Compressing a video reduces its file size by removing redundant or less noticeable visual information. A raw, uncompressed two-hour film at standard HD resolution can easily exceed 500 GB. After compression, that same film fits into a few gigabytes, or even less, depending on the settings you choose. The process works by exploiting patterns in the footage and limitations in human vision to strip away data you’d never miss.
How File Size Relates to Bitrate
A video’s file size is fundamentally determined by its bitrate: the amount of data used per second of footage. If you record at 24 megabits per second for two hours, you get roughly 21.6 gigabytes. Compression lowers that bitrate. Drop it to 8 megabits per second, the range YouTube recommends for standard 1080p video, and the same two hours shrinks to about 7.2 GB. The math is straightforward: bitrate multiplied by duration equals file size.
The frame size matters too. A 4K video has four times the pixels of 1080p, so it needs a higher bitrate to maintain the same quality. YouTube recommends 35 to 45 megabits per second for 4K at standard frame rates, compared to 8 Mbps for 1080p. When you compress a video, you’re deciding how many bits each second of footage gets to keep.
What Actually Gets Removed
Most video compression is lossy, meaning it permanently discards some data. But the data it throws away is carefully chosen to be invisible, or nearly invisible, to the human eye. Your visual system has quirks that compression engineers exploit ruthlessly.
One major technique is color compression, known as chroma subsampling. Human eyes are far more sensitive to brightness than to color detail. You can distinguish fine differences in light and dark, but your ability to perceive color variations is much coarser, especially in reds and blues. Compression takes advantage of this by storing full brightness information for every pixel but recording color at a fraction of the resolution. The most common scheme, called 4:2:0, is used by nearly all streaming services including Netflix. It cuts color data significantly while producing differences that are practically invisible, especially at higher resolutions like 4K.

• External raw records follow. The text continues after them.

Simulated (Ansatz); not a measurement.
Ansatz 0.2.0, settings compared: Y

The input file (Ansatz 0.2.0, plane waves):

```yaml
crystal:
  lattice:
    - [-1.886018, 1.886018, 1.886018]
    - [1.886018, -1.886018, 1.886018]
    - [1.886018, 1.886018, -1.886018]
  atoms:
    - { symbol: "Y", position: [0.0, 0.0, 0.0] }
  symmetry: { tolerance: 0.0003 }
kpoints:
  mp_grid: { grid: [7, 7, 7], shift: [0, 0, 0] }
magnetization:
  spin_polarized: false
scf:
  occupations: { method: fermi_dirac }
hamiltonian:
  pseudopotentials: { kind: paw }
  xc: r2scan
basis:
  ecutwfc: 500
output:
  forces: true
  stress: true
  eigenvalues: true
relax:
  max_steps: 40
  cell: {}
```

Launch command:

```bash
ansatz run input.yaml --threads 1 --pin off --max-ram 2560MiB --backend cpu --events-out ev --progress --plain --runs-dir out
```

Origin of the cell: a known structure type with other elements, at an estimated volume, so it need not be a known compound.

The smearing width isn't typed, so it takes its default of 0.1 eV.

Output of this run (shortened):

Beyond color, compression also discards fine visual detail in parts of the image where you’re unlikely to notice. A busy, fast-moving background doesn’t need the same level of precision as a face in the center of the frame. The encoder allocates more data to the areas that matter visually and less to those that don’t.
How Compression Handles Motion Between Frames
The biggest savings come from something unique to video: the fact that most frames look almost identical to the frame before them. If a camera is filming a person talking, the background doesn’t change at all, and only the person’s mouth and gestures shift slightly from frame to frame. Encoding every frame from scratch would be enormously wasteful.
Instead, compressors use a technique called motion compensation. The encoder divides each frame into small blocks of pixels, then searches for where those blocks appeared in a previous (or future) reference frame. Rather than storing the entire block again, it stores a motion vector: a small instruction that says “this block moved three pixels to the right.” Then it only needs to record the tiny difference between the predicted block and the actual one. Those difference values tend to be very small numbers, which compress efficiently.
This is why video with lots of motion, fast cuts, or complex textures (confetti, rain, grass blowing in wind) produces larger files than a static talking-head shot. When frames change dramatically, the encoder can’t predict as much and has to store more actual data.
Lossy vs. Lossless Compression
Lossy compression, described above, is what you encounter in everyday video. It permanently removes information to achieve dramatic size reductions. Well-designed lossy compression can shrink a file enormously before you notice any degradation.
Lossless compression also exists, but it’s far less common for video. It reduces file sizes by finding mathematical patterns in the data without discarding anything. The original can be perfectly reconstructed. The tradeoff is that lossless compression only achieves modest size reductions, typically around 2:1 or 3:1, compared to the 50:1 or greater ratios that lossy methods can reach. Lossless formats are mainly used in professional video editing workflows where editors need to preserve every detail for further manipulation.
What Happens When You Compress Too Much
Push the bitrate too low and compression artifacts become visible. The most common ones include blockiness (where you can see the square blocks the encoder uses), banding (where smooth gradients break into visible steps of color), and smearing or blurriness in areas with fine detail. Dark scenes are especially vulnerable because subtle shadow detail gets flattened out at low bitrates.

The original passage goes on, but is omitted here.